What would be in conflict with the law would be to impose certain sanctions for failure to comply with Sharia principles. Part of the misconception about Sharia law is the belief that Sharia is only about mandating sanctions such as flogging, stoning, the cutting off of hands, or death for those who fail to comply with the law. And the view of many of Sharia law is coloured by violent extremists who invoke it, perversely, to justify terrorist atrocities such as suicide bombing, which I understand to be in conflict with Islamic principles. There can be no question of such sanctions being applied to or by any Muslim who lives within this jurisdiction. Nor, when I was in Oman, did I find that such penalties formed any part of the law applied there. It is true that they have the death penalty for that intentional murder, but they do not apply any of the other forms of corporal punishment I have just listed.

It remains the fact that in Muslim countries where the law is founded on Sharia principles, the law includes sanctions for failure to observe those principles and there are courts to try those who are alleged to have breached those laws. The definition of the law and the sanctions to be applied for breach of it differ from one Muslim country to another. In some countries the courts interpret Sharia Law as calling for severe physical punishment. There can be no question of such courts sitting in this country, or such sanctions being applied here. So far as the law is concerned, those who live in this country are governed by English law and subject to the jurisdiction of the English courts....

[But i]t was not very radical [for Archbishop Williams] to advocate embracing Sharia Law in the context of family disputes, for example, and our system already goes a long way towards accommodating the Archbishop’s suggestion. It is possible in this country for those who are entering into a contractual agreement to agree that the agreement shall be governed by a law other than English law. Those who, in this country, are in dispute as to their respective rights are free to subject that dispute to the mediation of a chosen person, or to agree that the dispute shall be resolved by a chosen arbitrator or arbitrators. There is no reason why principles of Sharia Law, or any other religious code should not be the basis for mediation or other forms of alternative dispute resolution. It must be recognised, however, that any sanctions for a failure to comply with the agreed terms of the mediation would be drawn from the laws of England and Wales. So far as aspects of matrimonial law are concerned, there is a limited precedent for English law to recognise aspects of religious laws, although when it comes to divorce this can only be effected in accordance with the civil law of this country.

Those who provide financial services in this country are subject to regulation in order to protect their customers and that regulation accommodates financial institutions or products that comply with Sharia principles. There are three Islamic banks authorised by the Financial Services Authority to carry on business in the United Kingdom. A number of Sukuk issues have been listed on the London Stock Exchange. In May this year Europe’s first Islamic insurance company or “takaful” provider was authorised by the Financial Services Authority.
Some members of the British parliament expressed concern over Phillips' comments, saying that Sharia would be divisive and could lead to alienation of the Muslim community in Britain. The Guardian has more. The Telegraph has additional coverage.

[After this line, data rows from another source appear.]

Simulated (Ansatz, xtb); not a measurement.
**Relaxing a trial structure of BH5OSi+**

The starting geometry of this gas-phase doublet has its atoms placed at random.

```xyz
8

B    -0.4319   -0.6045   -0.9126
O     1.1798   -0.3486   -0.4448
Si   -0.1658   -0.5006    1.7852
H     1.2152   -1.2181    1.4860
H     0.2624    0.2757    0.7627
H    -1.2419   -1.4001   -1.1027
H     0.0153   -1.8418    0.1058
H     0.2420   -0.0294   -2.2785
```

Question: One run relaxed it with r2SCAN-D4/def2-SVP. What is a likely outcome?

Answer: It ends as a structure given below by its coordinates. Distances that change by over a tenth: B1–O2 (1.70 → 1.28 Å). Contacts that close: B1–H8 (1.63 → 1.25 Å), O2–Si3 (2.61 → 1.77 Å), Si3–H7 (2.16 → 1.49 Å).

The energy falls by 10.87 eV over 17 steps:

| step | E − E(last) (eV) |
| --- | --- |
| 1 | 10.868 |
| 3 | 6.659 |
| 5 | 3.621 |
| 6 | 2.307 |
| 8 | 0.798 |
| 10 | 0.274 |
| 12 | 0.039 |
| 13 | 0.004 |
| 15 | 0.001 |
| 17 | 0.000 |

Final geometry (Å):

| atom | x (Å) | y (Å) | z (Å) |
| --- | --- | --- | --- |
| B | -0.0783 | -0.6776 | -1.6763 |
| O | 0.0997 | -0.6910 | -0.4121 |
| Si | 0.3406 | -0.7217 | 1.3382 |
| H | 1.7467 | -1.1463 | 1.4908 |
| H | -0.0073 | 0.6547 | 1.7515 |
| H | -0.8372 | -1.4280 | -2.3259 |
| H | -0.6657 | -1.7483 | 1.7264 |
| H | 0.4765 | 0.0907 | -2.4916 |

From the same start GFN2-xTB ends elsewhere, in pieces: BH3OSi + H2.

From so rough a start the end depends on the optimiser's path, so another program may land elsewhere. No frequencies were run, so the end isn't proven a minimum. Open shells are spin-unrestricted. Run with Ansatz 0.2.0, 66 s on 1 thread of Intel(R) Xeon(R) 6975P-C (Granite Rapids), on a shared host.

In February, in an interview [transcript] with the BBC, Williams appeared to agree that limited application of Sharia law might help to ease social tension between Muslims and other UK residents. The comments sparked outrage [BBC report] both from social conservatives, who maintain that UK law should be exclusively based on Christianity, and from liberals, who fear that implementation of Sharia law might hurt the rights of women and homosexuals. In response to Williams, Prime Minister Gordon Brown rejected the suggestion [press briefing] that UK Muslims be given an option to resolve some civil disputes under Sharia law rather than UK law.